How large does a collection have to be for std::map to outpace a sorted std::vector >?
I’ve got a system where I need several thousand associative containers, and std::map seems to carry a lot of overhead in terms of CPU cache. I’ve heard somewhere that for small collections std::vector can be faster — but I’m wondering where that line is….
EDIT: I’m talking about 5 items or fewer at a time in a given structure. I’m concerned most with execution time, not storage space. I know that questions like this are inherently platform-specific, but I’m looking for a “rule of thumb” to use.
Billy3
It’s not really a question of size, but of usage.
A sorted vector works well when the usage pattern is that you read the data, then you do lookups in the data.
A map works well when the usage pattern involves a more or less arbitrary mixture of modifying the data (adding or deleting items) and doing queries on the data.
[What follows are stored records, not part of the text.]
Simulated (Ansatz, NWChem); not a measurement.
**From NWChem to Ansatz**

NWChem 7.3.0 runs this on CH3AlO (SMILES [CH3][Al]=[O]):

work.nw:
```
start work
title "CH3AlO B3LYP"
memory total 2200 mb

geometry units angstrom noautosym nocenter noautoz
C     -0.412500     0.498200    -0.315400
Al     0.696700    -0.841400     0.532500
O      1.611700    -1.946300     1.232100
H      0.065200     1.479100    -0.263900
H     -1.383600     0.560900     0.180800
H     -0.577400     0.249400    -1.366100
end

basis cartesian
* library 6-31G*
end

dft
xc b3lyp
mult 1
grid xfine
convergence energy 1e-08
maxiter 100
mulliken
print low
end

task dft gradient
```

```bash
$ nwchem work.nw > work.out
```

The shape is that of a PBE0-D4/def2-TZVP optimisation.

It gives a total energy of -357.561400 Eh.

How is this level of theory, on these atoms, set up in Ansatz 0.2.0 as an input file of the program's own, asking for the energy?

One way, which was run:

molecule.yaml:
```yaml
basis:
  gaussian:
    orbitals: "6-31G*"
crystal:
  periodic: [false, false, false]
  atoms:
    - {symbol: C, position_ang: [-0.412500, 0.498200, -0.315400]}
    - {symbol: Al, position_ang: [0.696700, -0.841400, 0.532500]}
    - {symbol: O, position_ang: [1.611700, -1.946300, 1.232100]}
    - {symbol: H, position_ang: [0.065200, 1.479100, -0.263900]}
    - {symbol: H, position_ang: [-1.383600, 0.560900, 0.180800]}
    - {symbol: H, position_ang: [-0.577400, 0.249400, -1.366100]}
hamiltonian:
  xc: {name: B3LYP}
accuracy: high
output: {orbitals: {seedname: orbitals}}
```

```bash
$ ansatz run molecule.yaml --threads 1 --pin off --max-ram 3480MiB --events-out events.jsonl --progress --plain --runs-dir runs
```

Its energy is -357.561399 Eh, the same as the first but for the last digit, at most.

The reason for this is fairly simple: a map has higher overhead on an individual lookup (thanks to using linked nodes instead of a monolithic block of storage). An insertion or deletion that maintains order, however, has a complexity of only O(lg N). An insertion or deletion that maintains order in a vector has a complexity of O(N) instead.
There are, of course, various hybrid structures that can be helpful to consider as well. For example, even when data is being updated dynamically, you often start with a big bunch of data, and make a relatively small number of changes at a time to it. In this case, you can load your data into memory into a sorted vector, and keep the (small number of) added objects in a separate vector. Since that second vector is normally quite small, you simply don’t bother with sorting it. When/if it gets too big, you sort it and merge it with the main data set.
Edit2: (in response to edit in question). If you’re talking about 5 items or fewer, you’re probably best off ignoring all of the above. Just leave the data unsorted, and do a linear search. For a collection this small, there’s effectively almost no difference between a linear search and a binary search. For a linear search you expect to scan half the items on average, giving ~2.5 comparisons. For a binary search you’re talking about log2 N, which (if my math is working this time of the morning) works out to ~2.3 — too small a difference to care about or notice (in fact, a binary search has enough overhead that it could very easily end up slower).